A fascinating discussion, on a subject I’m not very versed on. All I know is that on my short back and forth (and it’s not an LGB reverser), the diode across the insulated gap+diode reacts with to the loco’s circuitry – not merely the passing metal car wheels (as with DCC stuff).

So, the location of that gap+diode (if LGB’s system is similar to mine) has everything to do with where the loco stop and reverses, not the cars. (This may be obvious to everyone else, but I’m a slow learner and learned the hard way).

For example, if the engine is always in the front, heading into a siding, that siding’s diode might be placed one loco length from its end.

But if the consist might have any arrangement of loco and cars, the diodes need to be placed as far from the ends as the longest train – as I think Korm was saying.

In other words, which end the loco is on (A, B, or either) is important to consider.

But, like I said, the LGB system might operate differently.

One last point, as I think Todd may have been alluding to, I only used cheap plastic rail insulators and soldered diodes across those gaps. I tested everything out with empty gaps, loose diodes and test wires with alligator clips before soldering everything down.

Vic, you might save some $ rolling your own, vs. buying LGB diode sections.

Again, the disclaimer. As Hollywood would say, “YMMV”. :grinning_face_with_smiling_eyes:

Wow, All I can say: Can I get an AMEN !
:laughing:

Well Cliff, since I consider most electrical work to be witchcraft, I think I’ll stick to off the shelf, less chance of me starting a fire with a soldering iron…which has been known to happen :stuck_out_tongue_closed_eyes:

Vic, are you saying there’s associated witchcraft in switchcraft? :face_with_monocle:

the LGB shuttle electronic for DC is nothing but a electronic double throw switch to change polarity plus a timer to evade that the train starts to reverse before it stops. and it is inserted into the cables between controler and track.

I have met several people over the years that will swear LGB electric systems are possessed by the devil :smiling_imp:

1 Like

The LGB 10345 system has a control module in one of the bumpers. You wire transformer power to the bumper. From the bumper control, current to the track. When you start the loco it moves to one end and stops. The control sets the delay (adjustable) then it reverses the current and the loco moves to the other end. Automatic operation back and forth. To use this control with a main line, the turnouts need to cut power on and off from the bumper current supply.

LGB 10345

yeah, but only the small electrics. haven’t you heard the saying, that the devil is always in the details?

1 Like

I should add all of my turnouts are manuals, no electronics.

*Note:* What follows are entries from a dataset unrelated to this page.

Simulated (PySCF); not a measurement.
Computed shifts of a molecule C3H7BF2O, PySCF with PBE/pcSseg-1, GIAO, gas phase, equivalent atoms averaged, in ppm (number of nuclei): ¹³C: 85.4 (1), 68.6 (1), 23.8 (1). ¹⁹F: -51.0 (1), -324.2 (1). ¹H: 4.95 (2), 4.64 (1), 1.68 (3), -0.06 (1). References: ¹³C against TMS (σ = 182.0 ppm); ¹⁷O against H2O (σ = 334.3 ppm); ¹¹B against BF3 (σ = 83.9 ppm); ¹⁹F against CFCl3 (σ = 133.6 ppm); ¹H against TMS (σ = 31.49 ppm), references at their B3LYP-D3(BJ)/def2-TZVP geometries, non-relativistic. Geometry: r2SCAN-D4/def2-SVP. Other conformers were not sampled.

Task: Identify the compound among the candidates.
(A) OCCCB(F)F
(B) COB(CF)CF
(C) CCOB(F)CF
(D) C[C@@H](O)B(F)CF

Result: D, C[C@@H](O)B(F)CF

The devil is in the details this is why when I model I prefer to model with the 10’ rule and keeping electronics simple.

you don’t want to give the Gremlins any chance, will you?

You could still use the 10345 if you isolate the main line and each end of the two turnouts. If you don’t do that the 10345 will power up the whole main line. So using a gang switch the the shuttle loco can run. When you have a passing main line loco, flip the gang switch, power cut to the shuttle and send power to the main line, it can pass by. Since you are switching the turnouts by hand, place the gang switch next to one of them.

Exactly how mine works. Thanks for the confirmation that LGB is the same.

My main point, of course, is that diode and gap placement is critical, and is based on length of train.